This article is old, but interesting!
At the most recent reunion of Harvard University's black alumni, there was lots of pleased talk about the increase in the number of black students at Harvard.
But the celebratory mood was broken in one forum, when some speakers brought up the thorny issue of exactly who those black students were.
While about 8 percent, or about 530, of Harvard's undergraduates were black, Lani Guinier, a Harvard law professor, and Henry Louis Gates Jr., the chairman of Harvard's African and African-American studies department, pointed out that the majority of them — perhaps as many as two-thirds — were West Indian and African immigrants or their children, or to a lesser extent, children of biracial couples.

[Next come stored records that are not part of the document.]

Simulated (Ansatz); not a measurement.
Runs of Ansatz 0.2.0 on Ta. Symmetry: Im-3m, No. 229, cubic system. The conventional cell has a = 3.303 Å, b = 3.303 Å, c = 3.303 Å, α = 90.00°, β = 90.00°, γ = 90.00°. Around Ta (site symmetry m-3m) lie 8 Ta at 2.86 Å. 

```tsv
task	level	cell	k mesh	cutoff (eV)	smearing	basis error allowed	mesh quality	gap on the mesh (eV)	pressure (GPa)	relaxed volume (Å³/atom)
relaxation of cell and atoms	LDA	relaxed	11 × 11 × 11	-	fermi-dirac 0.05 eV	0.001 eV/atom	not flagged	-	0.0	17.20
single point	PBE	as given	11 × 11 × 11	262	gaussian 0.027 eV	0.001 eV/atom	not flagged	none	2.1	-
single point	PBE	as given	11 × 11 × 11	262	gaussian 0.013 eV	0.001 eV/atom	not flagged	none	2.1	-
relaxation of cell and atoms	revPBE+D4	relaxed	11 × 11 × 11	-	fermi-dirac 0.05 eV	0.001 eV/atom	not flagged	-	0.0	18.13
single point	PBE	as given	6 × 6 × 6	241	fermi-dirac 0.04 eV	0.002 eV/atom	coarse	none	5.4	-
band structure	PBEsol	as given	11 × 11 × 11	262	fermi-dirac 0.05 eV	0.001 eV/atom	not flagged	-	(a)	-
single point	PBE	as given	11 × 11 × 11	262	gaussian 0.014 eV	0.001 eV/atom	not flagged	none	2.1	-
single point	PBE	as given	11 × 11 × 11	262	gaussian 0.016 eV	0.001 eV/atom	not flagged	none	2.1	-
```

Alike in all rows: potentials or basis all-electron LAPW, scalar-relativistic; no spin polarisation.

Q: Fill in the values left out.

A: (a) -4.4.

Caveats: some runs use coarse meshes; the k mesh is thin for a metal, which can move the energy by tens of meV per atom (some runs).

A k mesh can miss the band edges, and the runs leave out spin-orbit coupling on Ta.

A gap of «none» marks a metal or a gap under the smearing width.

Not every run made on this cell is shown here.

They said that only about a third of the students were from families in which all four grandparents were born in this country, descendants of slaves. Many argue that it was students like these, disadvantaged by the legacy of Jim Crow laws, segregation and decades of racism, poverty and inferior schools, who were intended as principal beneficiaries of affirmative action in university admissions.
http://www.nytimes.com/2004/06/24/education/24AFFI.final.html?ex=1403409600&en=92df04e0957d73d3&ei=5007&partner=USERLAND#What do you guys think?
I personally can see where the critics are coming from, but the issue is complex. All four of my grandparents were not born in this country, but I do not feel any less African American and I experience the same racism that most other blacks experience in this country and abroad.